Ethanol and energy independence

Writing in Slate, Robert Bryce has produced a rebuttal of the idea that ethanol is part of the road to energy independence. Essentially, this is because it can only displace a portion of the demand for petroleum products in general:

The corn ethanol scam cannot, has not, and will not significantly reduce overall oil use or significantly cut oil imports because it only replaces one segment of the crude-oil barrel. Furthermore, all the talk about “cellulosic ethanol,” a substance that, in theory, can be profitably produced in commercial quantities from grass, wood chips, or other biomass, is largely misplaced because, like corn ethanol, it will only supplant gasoline.

If this analysis is correct, yet another problem can be lain at the feet of ethanol, alongside the low energy return on investment and dubious climate change benefits.

Author: Milan

In the spring of 2005, I graduated from the University of British Columbia with a degree in International Relations and a general focus in the area of environmental politics. In the fall of 2005, I began reading for an M.Phil in IR at Wadham College, Oxford. Outside school, I am very interested in photography, writing, and the outdoors. I am writing this blog to keep in touch with friends and family around the world, provide a more personal view of graduate student life in Oxford, and pass on some lessons I've learned here.

5 thoughts on “Ethanol and energy independence”

  1. Saturday, September 26, 2009
    Does Ethanol Reduce Petroleum Imports?

    One of the main arguments in favor of ethanol production in the U.S. is that it supports the goals of energy independence by getting us off of foreign oil. After all, we could just tell the entire Mideast to take a hike while we grow our own fuel. In fact, there have been some truly grandiose claims made around this theme. Of course if we are making more ethanol, we are importing less oil as a result. Right? Maybe not. Has anyone actually taken a good look?

    A couple of years ago, I looked at total gasoline consumption in an essay called The Mythical Ethanol Threat. My conclusion from that was that despite the rapid ramp up of ethanol, there was no apparent drop in gasoline demand. In fact, gasoline demand (which was corrected for ethanol content by backing that out) actually grew at a steady pace even as ethanol was ramping up sharply. But a couple of years have passed, and some comments following my last essay got me curious: Has U.S. ethanol production actually impacted petroleum imports?

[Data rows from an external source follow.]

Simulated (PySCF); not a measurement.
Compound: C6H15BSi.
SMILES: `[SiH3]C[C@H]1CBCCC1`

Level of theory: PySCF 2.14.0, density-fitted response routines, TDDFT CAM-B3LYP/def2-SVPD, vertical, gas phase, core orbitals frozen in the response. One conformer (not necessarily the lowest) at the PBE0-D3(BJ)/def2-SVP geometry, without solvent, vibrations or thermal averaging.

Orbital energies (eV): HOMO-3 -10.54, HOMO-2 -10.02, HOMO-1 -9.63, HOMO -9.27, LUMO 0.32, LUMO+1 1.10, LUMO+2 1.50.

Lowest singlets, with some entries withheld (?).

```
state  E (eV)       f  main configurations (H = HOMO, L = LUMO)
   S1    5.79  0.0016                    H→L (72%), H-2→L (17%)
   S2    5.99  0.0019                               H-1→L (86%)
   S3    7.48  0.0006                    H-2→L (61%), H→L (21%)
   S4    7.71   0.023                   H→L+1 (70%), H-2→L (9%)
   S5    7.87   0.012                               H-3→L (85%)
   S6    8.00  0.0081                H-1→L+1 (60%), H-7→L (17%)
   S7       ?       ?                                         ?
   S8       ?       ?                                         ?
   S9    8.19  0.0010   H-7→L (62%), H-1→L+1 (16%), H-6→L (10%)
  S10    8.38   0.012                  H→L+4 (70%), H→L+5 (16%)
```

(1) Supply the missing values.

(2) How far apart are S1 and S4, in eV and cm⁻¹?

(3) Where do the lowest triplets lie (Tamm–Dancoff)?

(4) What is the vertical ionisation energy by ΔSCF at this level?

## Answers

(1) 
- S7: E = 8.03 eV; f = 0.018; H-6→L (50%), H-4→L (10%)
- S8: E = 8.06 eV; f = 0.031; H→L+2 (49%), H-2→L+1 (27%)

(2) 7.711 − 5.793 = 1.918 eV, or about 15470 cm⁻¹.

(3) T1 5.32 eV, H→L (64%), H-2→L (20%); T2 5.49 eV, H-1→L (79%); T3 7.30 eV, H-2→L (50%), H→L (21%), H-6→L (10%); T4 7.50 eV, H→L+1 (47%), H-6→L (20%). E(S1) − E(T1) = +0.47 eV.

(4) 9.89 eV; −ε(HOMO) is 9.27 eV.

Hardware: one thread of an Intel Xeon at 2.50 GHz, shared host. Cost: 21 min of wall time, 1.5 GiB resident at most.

    From 2002 through 2007, ethanol production in the U.S. more than tripled: From 2.1 billion gallons per year to 6.5 billion gallons per year. (Source – RFA: Historic U.S. Fuel Ethanol Production). Yet total net petroleum imports (oil, gasoline, diesel, etc.) increased over that time period by 2.1 million barrels per day – from 10.2 million bpd in 2002 to 12.3 million bpd in 2007. (Source – EIA: Weekly U.S. Total Crude Oil and Petroleum Products Net Imports). So what does this mean?

    Tuesday, September 29, 2009
    Ethanol, Imports, and the MTBE Effect

    I am traveling later this week, and will be on the road for nine days (Colorado, New York, Massachusetts). I was trying to wrap up the loose ends from my previous post with a much more comprehensive look at the ethanol/import issue before I travel. However, there are a couple of questions I had for the EIA before I finish up. As soon as I hear back from them, I will post a number of graphs and I will put my spreadsheet up so everyone can pick through it. But if I don’t hear back within a couple of days, it may be a while before I can put up the final installment.

  2. “But one thing is pretty clear. Our petroleum imports have not fallen as ethanol has ramped up. So it is really hard to make a strong case based on the data that increased ethanol production is reducing our dependence on foreign oil. One reason for this is something I have talked about before, and that is scale. In 2007, our oil demand was 20.7 million barrels per day. When the lower energy content of ethanol is factored in, the 6.5 billion gallons of ethanol produced in 2007 is only worth 0.26 million barrels per day – just over 1% of our total petroleum consumption.** Factor in that some petroleum (and other fossil fuels as well) was used in the manufacture of the ethanol, and the net contribution falls even further.”

  3. Ethanol

    “Ethanol is difficult to scale up to become a major gasoline substitute. Ethanol production requires a large amount of corn to produce relatively little gasoline. Ethanol production requires 2.8 bushels of corn per gallon of ethanol. At present, approximately 25% of US grown corn produces 7 billion gallons, or 3.3% of the energy content of gasoline (and only 1.5% of all US finished oil products) consumed in the US. If the entire corn crop was used to produce ethanol, it would only offset 6% of total US oil consumption.”

    Downey, Morgan. Oil 101. p.193 hardcover

  4. That’s two strikes against ethanol.

    First, it cannot replicate the whole slate of products made from crude oil: natural gas, natural gas liquids (ethane, propane, butane), naptha, gasoline, jet fuel, kerosene, diesel fuel, fuel oil, oils and lubricants, waxes, bitumen, coke, and carbon black.

    Second, it cannot replace more than a fraction of the oil used just for gasoline production: about 26% of global crude oil usage.